Thursday, February 25, 2010

Apple Jacks and the Alarm

So I should probably start with a few of the more obvious things you should know. We're in a warehouse. There's a series of really finicky alarms that have laser beams running all over the warehouse that make millions of little beeps throughout the day. And we have cats. Normally the cats are locked in the office at night (in a totally not-cruel way, they have all they need in there including the basic needs of kitties and lots of yarn) so the kitties tripping the alarm isn't really a concern. But this past week, everything changed.

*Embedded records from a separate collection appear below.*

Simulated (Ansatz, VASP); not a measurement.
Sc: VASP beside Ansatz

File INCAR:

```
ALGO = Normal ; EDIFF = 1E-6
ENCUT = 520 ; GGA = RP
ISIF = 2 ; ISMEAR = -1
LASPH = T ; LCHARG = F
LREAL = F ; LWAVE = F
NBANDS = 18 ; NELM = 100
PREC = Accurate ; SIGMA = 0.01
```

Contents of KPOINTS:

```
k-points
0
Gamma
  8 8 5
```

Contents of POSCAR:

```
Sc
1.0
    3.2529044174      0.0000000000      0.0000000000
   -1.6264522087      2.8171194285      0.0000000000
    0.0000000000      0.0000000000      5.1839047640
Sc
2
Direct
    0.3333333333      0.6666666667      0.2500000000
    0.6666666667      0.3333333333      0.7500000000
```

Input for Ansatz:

We got a kitty door. At first both kitties, Apple Jacks (or Jacks, or Jack-attack, or don't-eat-that-Jack) and Captain Crunch (or Crunch, or Crunchy, or wittle-baby-kitty-girl) were absolutely terrified of this door. I seriously don't blame Crunch at all for this perfectly rational fear of kitty doors, she's missing one of her back legs and is already fairly imbalanced. But whatever.
But before I explain the sudden need for a kitty door, I have to go back a couple weeks further than that. I was working in the office by myself (Jennifer had a lunch meeting and would be in after a few hours) and I was doing the usual tasks of the morning like picking up whatever the cats had destroyed the overnight and checking voicemails. So mid-voice mail, Apple Jacks jumps over the desk to go smell Crunch or something, and spills my absolutely giant hot tea...all over my lap. So after a minute or two, I figured that since I was alone in the warehouse, it would be no big deal to take off my pants and continue working while my pants dried on a heater. Then I hear the fax machine going in the other room and I go to open the door to leave the office and find that...I've been locked in. The door was a really old and very heavy firedoor that was supposedly "fixed" so that it wouldn't lock anyone in...but here I am, alone in the warehouse, locked in the office with no pants. Great. I called Jennifer, who was still in a meeting. I called her again. Nothing. I start talking to myself like Jack Nicholson the in Shining. I realize that I'm talking to myself like Jack Nicholson in the Shining and then I call the owner of the building to explain to her that I am locked in the office and I have to pee and I'm really hungry. And she's all the way in Noblesville and is obviously no help to me. So she calls Jennifer, who is still in a meeting. I do some filing and then decide to call for help again. It's been about 3 hours at this point before Jennifer turns on her phone after the meeting and gets the eleventy-billion messages both I and the owner of the building left. And then help came. But by then my pants were dry and everything was okay again.
So now that you know the story of the Old Door, I will explain the story of the New Door. The New Door was ordered after the Old Door locked me in and it was discussed that while being locked in the office sucked, it would have been a lot worse had Jennifer been out of town and the phone lines were down and I had locked my Blackberry in the car or other infinitely worse situations, but the Old Door had to go. So New Door came a few days later, and while Jennifer had it specially made to fit the gap where Old Door was, it was still TOO BIG. So we had handy-man Jeff come in and saw the door down to where it needed to be to fit, put the door in and install the Kitty-door, and the cats were terrified. So Jennifer and I spent much of three days shoving cats through the kitty door and tantalising them with treats to get them through the door on their own. And then suddenly, Jacks discovered that he could go through the door on his own and stars would not collide, and the earth would not stop turning, and nothing bad would happen. So he did. A lot. And then the day that he figured the door out, we closed up shop for the night, locked the kitty door and shut the kitties in the office for the night. And then around 8 pm, I get a phone call.
"Uh, Paige, did you lock the kitty door?"
"Yeah...."
"Well the alarms are going off, I'm heading the warehouse."

Rats. Did I seriously forget to lock the kitty door the first day the cats actually figured out how to use it? No, I hadn't forgotten to lock the door. Jacks had tried to go through the kitty door, gotten a paw or something stuck, had a fit of rage/fear/probably a little hunger in there, and broke open the kitty door and was running around the warehouse with the bits of pieces of the kitty door laying on the floor. And then set the alarms off.

Never a dull day or night here at Alpaca With A Twist.